Saturday, October 25, 2025

Tariff Policy Tension Amid U.S.-China Trade Drag

Date:

The intense focus on the United States’ tariff policy toward China reached a new milestone when President Donald Trump stated that his proposed 100 percent levies on Chinese goods were “not sustainable”. The comment came before his meeting with Xi Jinping and after China restricted rare-earth exports.

Trump made his remarks in an interview with a financial news network on October 18, 2025. He defended the move by stating, “They forced me to do that,” referring to Beijing’s trade and export behaviour. However, he also acknowledged the long‑term burdens imposed by such sweeping tariffs.

This announcement follows a comprehensive escalation in trade tension between the U.S. and China. Earlier in 2025, China imposed export restrictions on critical minerals and rare‑earth elements, citing national security concerns. In turn, the U.S. threatened steep tariffs, including up to 145 percent on some Chinese imports. The current iteration of tariff policy reportedly reached 100 percent in draft form before the president’s comments.

From a broader economic vantage, the substance of the U.S. tariff policy underscores both strategic intent and structural risks. Trump frames the move as rebalancing unfair trade practices after years of large deficits with China. Yet economists warn that such high tariffs carry serious costs: higher input prices for U.S. firms, disrupted supply chains, and risk of retaliatory action.

Japan’s business and political leaders have expressed unease. Japanese firms in electronics, autos, and machinery face rising uncertainty from U.S. and China policy shifts. A Reuters survey earlier this year found nearly 90 percent of Japanese companies believed Trump’s trade strategy would hurt business.
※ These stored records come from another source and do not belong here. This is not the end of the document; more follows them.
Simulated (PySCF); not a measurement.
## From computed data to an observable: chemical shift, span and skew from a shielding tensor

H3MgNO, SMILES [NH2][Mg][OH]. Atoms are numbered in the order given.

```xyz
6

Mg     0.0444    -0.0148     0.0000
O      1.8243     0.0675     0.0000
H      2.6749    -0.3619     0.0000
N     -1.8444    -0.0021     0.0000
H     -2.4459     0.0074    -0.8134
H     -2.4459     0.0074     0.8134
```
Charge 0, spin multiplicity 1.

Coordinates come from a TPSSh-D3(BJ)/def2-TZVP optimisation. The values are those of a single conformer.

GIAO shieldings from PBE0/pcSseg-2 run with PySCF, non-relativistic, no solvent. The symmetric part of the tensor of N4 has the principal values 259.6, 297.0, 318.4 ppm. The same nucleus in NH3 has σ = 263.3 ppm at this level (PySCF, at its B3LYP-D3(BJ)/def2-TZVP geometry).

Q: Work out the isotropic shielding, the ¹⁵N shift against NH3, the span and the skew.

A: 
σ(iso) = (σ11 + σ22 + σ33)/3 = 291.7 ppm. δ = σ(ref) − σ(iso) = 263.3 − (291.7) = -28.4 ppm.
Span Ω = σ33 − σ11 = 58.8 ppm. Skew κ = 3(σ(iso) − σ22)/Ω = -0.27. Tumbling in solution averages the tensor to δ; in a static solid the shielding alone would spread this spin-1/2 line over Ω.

In Washington, senior officials recognised the limits of the tariff approach. One Treasury official described the scale of tariffs as “not sustainable” for the U.S. economy in the long run, even as they stressed that trade pressure on China remains a priority. Markets reacted to the tension: U.S. equities experienced swings as investors weighed inflation risk and growth uncertainty tied to global trade.

Analysts highlight the broader ramifications of the current U.S. tariff policy. First, prolonged high tariffs may chill capital investment as firms hesitate under policy uncertainty. Second, global supply‑chain reconfiguration could accelerate, benefitting countries outside U.S. and China but reducing margins for many legacy exporters. Third, the alignment of trade strategy with broader geopolitical aims means that economic tools are increasingly linked with security policy.

Looking ahead, key questions revolve around how and when the U.S. and China will de‑escalate. Trump plans to meet Xi in the coming weeks and may pivot toward negotiation if pressure grows. On the other side, China may trigger further export controls or retaliatory tariffs if it perceives the U.S. stance as excessive. Meanwhile, multinational companies and governments face a narrowing window to recalibrate production, sourcing and investment plans in light of evolving tariff policy.

In the end, the present moment offers both risk and opportunity. If the U.S. moderates its tariff level and negotiates a durable trade framework, private‑sector certainty could increase. Conversely, if high tariffs remain and expand, the shock waves may ripple across markets, putting pressure on growth and investment globally.